Integrated video or dedicated video -- which performs faster?

Dennis Faas's picture

Infopackets Reader Joseph R. writes:

" Dear Dennis,

I'd like to upgrade my computer and was contemplating which main board I should choose. I noticed one particular solution which sported an integrated nVidia MX 4 64MB video chipset; another main board I was looking at did not have the integrated video built in, which meant that I would most likely opt to purchase an nVidia GeForce FX 5200 128MB video card separately.

I've read that some integrated video cards actually 'steal' memory from the main board of the computer. So, for example: if your computer system has 512MB RAM of system memory, the video card might eat up 64 megabyte, leaving you with 448 megabytes of RAM to use for applications and Windows XP. As I understand, the more RAM a system has, the faster it is (the opposite is true for having less RAM).

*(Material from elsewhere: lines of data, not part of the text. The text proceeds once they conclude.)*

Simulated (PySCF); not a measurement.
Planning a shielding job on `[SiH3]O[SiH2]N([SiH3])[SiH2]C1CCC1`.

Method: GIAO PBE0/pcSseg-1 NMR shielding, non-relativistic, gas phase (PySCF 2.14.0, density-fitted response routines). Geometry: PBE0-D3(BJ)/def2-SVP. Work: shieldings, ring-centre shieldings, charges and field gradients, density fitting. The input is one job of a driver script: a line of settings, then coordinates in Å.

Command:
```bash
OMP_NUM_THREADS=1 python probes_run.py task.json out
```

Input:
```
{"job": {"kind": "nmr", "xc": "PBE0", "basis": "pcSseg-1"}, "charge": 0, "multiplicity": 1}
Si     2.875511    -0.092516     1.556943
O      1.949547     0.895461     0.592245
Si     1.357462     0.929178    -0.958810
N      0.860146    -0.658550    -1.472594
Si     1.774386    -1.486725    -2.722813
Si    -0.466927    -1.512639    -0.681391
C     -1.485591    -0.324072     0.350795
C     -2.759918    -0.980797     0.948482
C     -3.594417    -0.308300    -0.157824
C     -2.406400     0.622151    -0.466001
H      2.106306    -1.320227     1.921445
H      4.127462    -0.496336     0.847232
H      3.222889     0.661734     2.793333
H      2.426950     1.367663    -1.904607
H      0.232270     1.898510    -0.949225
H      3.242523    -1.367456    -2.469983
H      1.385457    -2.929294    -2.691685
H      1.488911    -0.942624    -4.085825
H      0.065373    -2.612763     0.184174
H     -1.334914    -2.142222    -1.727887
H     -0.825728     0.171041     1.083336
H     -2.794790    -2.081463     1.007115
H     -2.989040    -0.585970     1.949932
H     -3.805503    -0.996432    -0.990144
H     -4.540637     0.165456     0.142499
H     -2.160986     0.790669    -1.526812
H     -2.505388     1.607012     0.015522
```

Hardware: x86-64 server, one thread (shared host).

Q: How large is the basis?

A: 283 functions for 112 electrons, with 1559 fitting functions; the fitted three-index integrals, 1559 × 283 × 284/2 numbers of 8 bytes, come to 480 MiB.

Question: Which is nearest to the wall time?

My question, however, is based on performance: Is the 128MB video card answer slower, essentially the same, or faster overall, than the motherboard-based 64MB solution? Which turns out to be the 'best' overall, in terms of performance? "

My response:

The short-but-sweet answer is that a dedicated video card will almost always be faster than an integrated video card, simply because:

  • Dedicated cards have more dedicated parts for processing, rather than a "1 chip" solution.
  • Some integrated video cards borrow RAM from the main board; as you have pointed out, this steals from the overall system memory, resulting in less memory usable for application-processing.
  • With a dedicated card, you can upgrade to something faster, later.

As far as which video card will perform better: the answer is dependant upon the video card chipset, the type of video RAM used, the amount of RAM available to the video card, and the frequency of the video bus speed (also known as the "clock" speed).

To fully understand this, you will need to compare specifications side-by-side through research on the Internet. Based on my preliminary observations, certain models of the nVidia MX 4 perform slower than the FX-5500 (which, as far as I understand, based on the FX-5200 chipset).